The standard approach to rational decisions presumes that the agent knows the states of the world, her available actions, and the outcomes over which he has a preference ordering. This knowledge is very difficult to attain, because an agent preliminarily needs to make sense of the environment in order to distill states, actions, and outcomes. The agent’s cognitive processes mediate between the sensory inputs and the formulation of a decision problem: according to Denzau and North ([1], p. 4), “the mental models are the internal representations that individual cognitive systems create to interpret the environment.”

The interplay between agents’ mental models and the formulation of an interactive decision problem is a quagmire, because agents’ perceptions may differ and possibly collide. Hoff and Stiglitz ([2], p. 26) argue that the “social context creates the set of mental models upon which individuals can draw, and affects the circumstances that prime alternative mental models.” This paper studies a simple model of how agents’ cognition affects their strategic interaction across games, in regard to the emergence of cooperation in social dilemmas.

There is a huge literature on this problem, especially in reference to two archetypal examples: the prisoners’ dilemma, from Hobbes [3] to Nowak and Highfield [4]; and the stag hunt game, from Rousseau [5] to Skyrms [6]. The overarching question concerns the origin of conventions that support cooperation where, as argued by Binmore ([7], p. 17), “[a] convention shared by a whole community […] is a cultural artifact that might have been different without contravening any principle of individual rationality.” We show that a cooperative convention may have a cognitive foundation.

Our approach keeps the cognition of the environment distinct from the choice of actions. The environment is a space of

2 \times 2

symmetric games that differ only over the value of a specific payoff in the interval

[0, 1]

. This space of games contains variants of the stag hunt and of the prisoners’ dilemma. In stag hunt games, both joint cooperation and joint defection are equilibria; in prisoners’ dilemmas, only joint defection is an equilibrium. The game space is fully ordered by the value of the temptation to destroy joint cooperation with a unilateral defection.

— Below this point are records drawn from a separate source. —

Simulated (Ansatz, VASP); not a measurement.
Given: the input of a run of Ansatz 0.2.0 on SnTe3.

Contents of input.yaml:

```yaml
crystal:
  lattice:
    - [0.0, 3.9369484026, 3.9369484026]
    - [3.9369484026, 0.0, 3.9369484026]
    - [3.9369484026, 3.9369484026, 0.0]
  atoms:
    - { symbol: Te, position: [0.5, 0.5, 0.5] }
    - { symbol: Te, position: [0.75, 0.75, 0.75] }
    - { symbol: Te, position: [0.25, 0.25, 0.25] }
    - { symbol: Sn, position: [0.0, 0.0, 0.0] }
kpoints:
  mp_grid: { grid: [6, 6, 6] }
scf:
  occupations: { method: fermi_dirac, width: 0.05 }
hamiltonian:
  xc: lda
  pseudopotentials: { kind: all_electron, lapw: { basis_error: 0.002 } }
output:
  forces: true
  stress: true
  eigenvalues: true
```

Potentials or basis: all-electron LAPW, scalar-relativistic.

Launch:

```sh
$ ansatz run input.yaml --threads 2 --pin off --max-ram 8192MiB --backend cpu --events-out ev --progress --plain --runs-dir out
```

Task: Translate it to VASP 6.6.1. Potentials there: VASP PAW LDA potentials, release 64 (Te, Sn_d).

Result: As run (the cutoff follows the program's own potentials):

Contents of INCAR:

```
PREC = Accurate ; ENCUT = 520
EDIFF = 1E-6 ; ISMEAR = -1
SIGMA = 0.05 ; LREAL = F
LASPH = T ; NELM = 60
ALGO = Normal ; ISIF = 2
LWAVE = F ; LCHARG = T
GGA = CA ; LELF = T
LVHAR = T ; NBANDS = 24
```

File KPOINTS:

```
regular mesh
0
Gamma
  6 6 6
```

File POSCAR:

The perception of the agents is not fine enough to discriminate all the games. We assume that “[c]ategorization provides the gateway between perception and cognition” ([8], p. 520): the agent reduces the complexity of her environment to a finitenumber of categories.1 Each category defines a strategic situation: the agent is confronted with a continuum of games, but recognizes only a finite number of situations. Conditional on the perceived situation, the agent has correct expectations and maximizes her expected payoff [10]. Given his coarse perception, the agent chooses an action for each situation.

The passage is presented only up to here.